Wednesday, April 1, 2009

How Our Food Choices Affect the Weather

The fact that it is snowing here in Seattle on the first day of April has me feeling a little out of sorts. This is a city that rarely sees much snow at all, especially not after the month of January. And yet here it is, coming down rapidly.

My mother, who lives in northern New Mexico told me it snowed there last week, a day after the temperature reached 87 °F.

This has gotten me thinking about climate change and the food connection. So I'm looking at how my food choices affect these things.

According to an article by Paul Roberts in the April 2009 issue of Mother Jones magazine, the amount of energy used to produce our food has increased dramatically.
"In 1940, one calorie of energy produced two to three calories of food. Today, it takes 10 calories of energy to produce each calorie of food sold at supermarkets," Roberts states.
Just as with any other business, farming requires burning fossil fuels to make fertilizer, run tractors and process and transport food.

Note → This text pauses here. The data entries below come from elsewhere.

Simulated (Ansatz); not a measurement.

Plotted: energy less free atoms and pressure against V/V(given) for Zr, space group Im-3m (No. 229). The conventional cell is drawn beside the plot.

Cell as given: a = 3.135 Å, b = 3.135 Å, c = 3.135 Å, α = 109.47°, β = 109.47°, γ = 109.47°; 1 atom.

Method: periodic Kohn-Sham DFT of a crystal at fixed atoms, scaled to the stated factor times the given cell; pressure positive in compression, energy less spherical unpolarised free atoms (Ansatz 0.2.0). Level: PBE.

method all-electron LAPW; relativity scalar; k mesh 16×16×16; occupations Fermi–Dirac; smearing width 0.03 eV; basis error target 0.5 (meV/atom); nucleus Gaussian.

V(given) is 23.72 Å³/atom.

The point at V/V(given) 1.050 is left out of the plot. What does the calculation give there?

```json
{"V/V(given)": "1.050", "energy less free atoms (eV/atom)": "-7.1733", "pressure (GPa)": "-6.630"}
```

Roberts also notes that Americans spend less than 10 cents of every dollar on food, which is the least in the world. Americans also eat more meat than anyone else in the world — 200 lbs. per year.

Beef production, alone, is a huge drain (literally) on our dwindling water supply. "It takes nearly one gallon of fossil fuel and 5,200 gallons of water to produce just one pound of conventionally fed beef," according to Mother Jones magazine.
"If every American skipped one meal of chicken per week and substituted vegetables and grains, for example, the carbon dioxide savings would be the same as taking more than half a million cars off of U.S. roads. And speaking of cars, it takes fuel to transport food, so buying from local farmers and ranchers cuts emissions even if you don’t cut out any meat," according to an article on the Environmental Defense Fund website, which cites a recent study from the University of Chicago.
So what can you do? Plant a garden, cut down on your meat consumption and buy as local as possible. Local Harvest is a wonderful resource for finding farmers' markets, family farms, and other sources of sustainably grown food and grass-fed meats in your area.